The third act reveals Nomak is the son of vampire lord Eli Damaskinos (Thomas Kretschmann), who experimented on his boy to create a vampire without their kind's typical weaknesses. Damaskinos is Doctor Frankenstein and Nomak is the Creature, but like in del Toro's "Frankenstein," the father is the true monster, not the son.

Guillermo del Toro portrayed Hellboy like Frankenstein's Monster

After "Blade II," del Toro adapted artist Mike Mignola's gothic pulp comic book hero, Hellboy. Summoned to Earth in 1944 by the Nazis, Hellboy was raised by Professor Trevor Bruttenholm ("Broom") and now works as an agent of the Bureau for Paranormal Research and Defense. Though he's the destined harbinger of the apocalypse, Hellboy's a good-natured (if gruff) guy. 

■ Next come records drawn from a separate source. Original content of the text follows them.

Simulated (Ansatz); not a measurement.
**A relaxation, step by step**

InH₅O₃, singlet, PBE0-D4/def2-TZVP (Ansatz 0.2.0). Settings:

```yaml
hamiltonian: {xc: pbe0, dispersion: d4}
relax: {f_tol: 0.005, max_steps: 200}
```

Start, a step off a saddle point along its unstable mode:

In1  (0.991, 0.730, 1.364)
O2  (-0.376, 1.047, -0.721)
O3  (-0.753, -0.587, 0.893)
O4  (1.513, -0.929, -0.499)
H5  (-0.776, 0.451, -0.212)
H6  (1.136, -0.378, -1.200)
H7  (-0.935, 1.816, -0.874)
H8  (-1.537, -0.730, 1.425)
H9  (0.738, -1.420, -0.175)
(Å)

"Hellboy" by del Toro is visually faithful to the comics, and Ron Perlman is cast perfectly as Hellboy. Yet del Toro also delivers a lonelier, more emotional mood. In doing so, del Toro turned Hellboy into an outcast like Frankenstein's Monster. Like he later did with "The Shape of Water" and "Frankenstein," del Toro can't resist having his female lead choose the monster over the man.

In the comics, Hellboy is a public celebrity. He sometimes feels like he doesn't belong among humans, but those feelings are brief and subdued. In the movies, Hellboy angsts at having to hide from people just like the Creature did; he even watches his own father's funeral from the shadows. Speaking of, del Toro's "Hellboy" centers the uneasy father-son relationship between Hellboy and Broom (John Hurt). In the comics, Broom dies in the very first "Hellboy" arc, "Seed of Destruction." 

The del Toro movie wound up being a reflexive influence on the comics. In the climactic "Hellboy" mini-series "The Storm and the Fury" (written by Mignola, drawn by Duncan Fegredo), Hellboy recalls Broom reassuring him he's not a monster like Frankenstein's Creature. 

Mignola is another "Frankenstein" devotee, but this is another difference between him and del Toro. To del Toro, Hellboy is like the Monster and that's to be celebrated. 

Guillermo del Toro's "Frankenstein" is streaming on Netflix.